Engineering Efficiency Explained | Developer Experience
Don Brown
November 15th, 2021
Top ten tips for pain-free pull requests
So my first step for you, if you're trying to improve your pull request process, is to measure how long it takes to do a pull request. There are a number of tools out there to measure how long your pull request takes. For example, here's one that I found on a quick Googling. It's called the Pull Request Analytics for Bitbucket. So if you're using Bitbucket, you can use this. You will get some graphs and start measuring how long it takes a pull request.
But, if you want a more general tool that measures this and other things, well, as you'd expect, I'm going to tell you, Sleuth is a great option. So with Sleuth, in particular this change lead time, it's going to be looking at how long you're encoding, how long you're waiting for someone to review, and how long you're reviewing. Very simple. Just find out how long your pull requests are taking. Then you can break it down further. And that's tip number two, focus on the biggest bucket.
So, before you can focus on the biggest bucket, you need to know what the biggest bucket is. First is, when you open a pull request, how long until the first person reviews it. We'll call that review lag time. Second is this number, how long once someone has done a review, does it take until it is done? And actually, that could probably be split into two, which is how long does it take until it's ready to be merged, and how long does it take to actually merge? And based on where the slowdown is, it depends on what kind of changes you're going to make to your process to fix those slowdowns.
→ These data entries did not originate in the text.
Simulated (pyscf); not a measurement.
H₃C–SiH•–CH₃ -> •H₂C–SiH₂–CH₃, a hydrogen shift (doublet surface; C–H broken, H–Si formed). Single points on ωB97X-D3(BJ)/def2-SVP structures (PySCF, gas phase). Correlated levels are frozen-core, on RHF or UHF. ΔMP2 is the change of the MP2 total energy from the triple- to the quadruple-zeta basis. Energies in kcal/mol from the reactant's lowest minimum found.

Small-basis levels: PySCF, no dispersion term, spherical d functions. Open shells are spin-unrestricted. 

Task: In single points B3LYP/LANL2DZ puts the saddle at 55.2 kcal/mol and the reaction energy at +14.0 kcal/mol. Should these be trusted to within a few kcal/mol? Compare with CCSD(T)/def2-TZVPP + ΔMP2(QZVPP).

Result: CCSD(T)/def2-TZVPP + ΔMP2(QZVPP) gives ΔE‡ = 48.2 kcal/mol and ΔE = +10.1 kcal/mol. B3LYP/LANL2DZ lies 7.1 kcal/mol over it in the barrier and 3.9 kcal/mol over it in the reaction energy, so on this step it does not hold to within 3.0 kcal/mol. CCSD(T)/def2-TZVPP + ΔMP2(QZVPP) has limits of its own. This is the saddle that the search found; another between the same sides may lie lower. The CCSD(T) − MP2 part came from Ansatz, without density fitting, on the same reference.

So, for example, I'm going to give you the next two tips are going to be, what if waiting for the review is what's taking so long? This is your big bucket. As you can see for us, that's not the big bucket. But let's say that for your organization, this is the big bucket, which is review lag time.
Only assign one person to the pull request. A common problem of pull request is, you want people to review it. And you would think, "I'm just going to put everybody on the review." In a team of 15, that basically means that no one's going to do it. If everyone's responsible, no one's responsible. Now, it's not always one person. It might be two people. But the point is, you just want to narrow that down? You want to create responsibility. If I know that you're waiting on me, I'm going to be much more motivated to do it, than if you're waiting on anybody in my 15-person team.
What you end up happening is one or two developers who feel the guilt like, "Ah, I need to review the code." And they're the one or two developers that are always doing the review. The rest of the people rarely do the review. And so what you're doing is you're burning out that person or couple of people that is responsible and always doing the review, and you're letting the rest of them off the hook. That's not what you want. So by assigning one or two people to review is a great way to create that personal accountability.
Another tip though is to consider multiple things when you are going to assign a person to review. And the two things that I've found to be useful, and in fact, actually, I first heard about this from Google, is technical expertise and domain expertise. In Google, if you wanted to make any kind of change request, you needed to have two people on the review. First, someone who is an expert in that service, someone who knew the product, the domain. But the second person needed on that review was someone who is an expert in the language. When you're having someone review your code, you want someone who's going to be an expert in the domain, like, "Hey, that button doesn't make any sense." And someone who's an expert in the language to say, "Hey, the way that you wrote that code doesn't make any sense."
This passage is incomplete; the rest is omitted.